Author: Josh White
The Tax Cuts and Jobs Act (TCJA) has changed a lot about US tax law, yet TP directors may have more certainty about the future than their counterparts in corporate tax.
When the TCJA first came into force, many TP professionals thought the reform process might make the landscape of transfer pricing completely unrecognisable. For most companies, though, this hasn’t turned out to be the case.
TP Week spoke to Nancy Manzano, senior tax director at Vertex, who previously worked for a Fortune 500 bank. “I’ve heard people say that because we’ve got US tax reform, and we’ve moved to a hybrid territorial regime, the significance of transfer pricing has been greatly diminished. That couldn’t be further from the truth,” she said.
TP directors expected US tax reform to have a major impact on transfer pricing, particularly when it comes to controlled foreign companies (CFCs), compliance management, disputes and restructuring. But there was one area where they feared a fundamental shift.
“If US tax reform is successful, it will have a significant impact on global taxing rights and the future of the ALP [arm’s-length principle],” one tax director at a multinational company told TP Week.

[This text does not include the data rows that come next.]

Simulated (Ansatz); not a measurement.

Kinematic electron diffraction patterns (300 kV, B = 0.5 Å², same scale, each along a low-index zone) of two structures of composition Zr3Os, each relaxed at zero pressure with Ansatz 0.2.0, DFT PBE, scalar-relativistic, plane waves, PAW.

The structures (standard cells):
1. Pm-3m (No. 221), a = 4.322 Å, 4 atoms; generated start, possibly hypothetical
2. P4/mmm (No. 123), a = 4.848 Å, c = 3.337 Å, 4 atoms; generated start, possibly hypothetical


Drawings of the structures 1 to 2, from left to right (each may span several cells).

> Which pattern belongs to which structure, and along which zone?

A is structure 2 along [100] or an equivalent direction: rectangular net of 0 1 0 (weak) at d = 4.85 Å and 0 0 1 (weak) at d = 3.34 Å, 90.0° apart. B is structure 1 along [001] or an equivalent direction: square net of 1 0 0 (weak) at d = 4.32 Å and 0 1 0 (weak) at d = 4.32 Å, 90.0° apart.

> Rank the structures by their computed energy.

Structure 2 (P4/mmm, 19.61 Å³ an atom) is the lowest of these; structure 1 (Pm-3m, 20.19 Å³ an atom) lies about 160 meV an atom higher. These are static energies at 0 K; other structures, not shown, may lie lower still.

The ALP has long been a keystone of transfer pricing, but there are growing concerns that the international tax system is moving away from the principle. But others suggest this is overstated.
“It would take something far more drastic than US tax reform to change this,” Manzano said. “Dare I say that formulary apportionment would be that change.”
“It would be a completely drastic change to how you tax profits across the globe and tax reform did not take us to formulary apportionment,” she added. At the same time, businesses are wary of overhauling past arrangements too quickly. This isn’t to say there’s been no change. Although the tax cuts have provided an opportunity for massive buybacks and have given a boost to capital expenditure (capex).
"One of the most important features of the tax reform is the immediate expensing provisions. Expensing the capital purchases is one of the factors behind the construction boom we’re seeing,” said Stephen Moore, Heritage Foundation economist. “Everywhere you look you can see cranes building.”
However, the change in rates and write-offs are much less significant when it comes to transfer pricing. As Mike Bernard, chief tax officer at Vertex and former tax director at a major tech multinational, told TP Week: “The fact that the corporate rates have flattened out doesn’t change the reality that each jurisdiction is entitled to the proper amount of tax according to traditional transfer pricing norms.”
Manzano added: “Companies are still going to have to structure their operations to make the most business sense and reduce tax risk as much as possible.”
No business case for major changes
Most US companies have updated their TP practices over the past five to seven years. Some businesses have moved sales functions out of regional operations centres to the local sales subsidiaries using a limited risk distribution model. This movement places greater functional activities at the local country level.
“Unless companies have made changes to their supply chains, US tax reform wouldn’t immediately affect their transfer pricing,” Manzano stressed. “Tax law doesn’t always change the underlying economics.”
Without these changes companies are going to make a very concerted effort to document their TP policies and the value of their functions in the given jurisdictions.
“Companies have invested heavily over the past 20 years to place their sales and support functions in jurisdictions which best serve their customers,” Bernard said. “They are not just going to shift those operations overnight. Any restructuring will always emphasise cost, efficiency and best serving their customer.”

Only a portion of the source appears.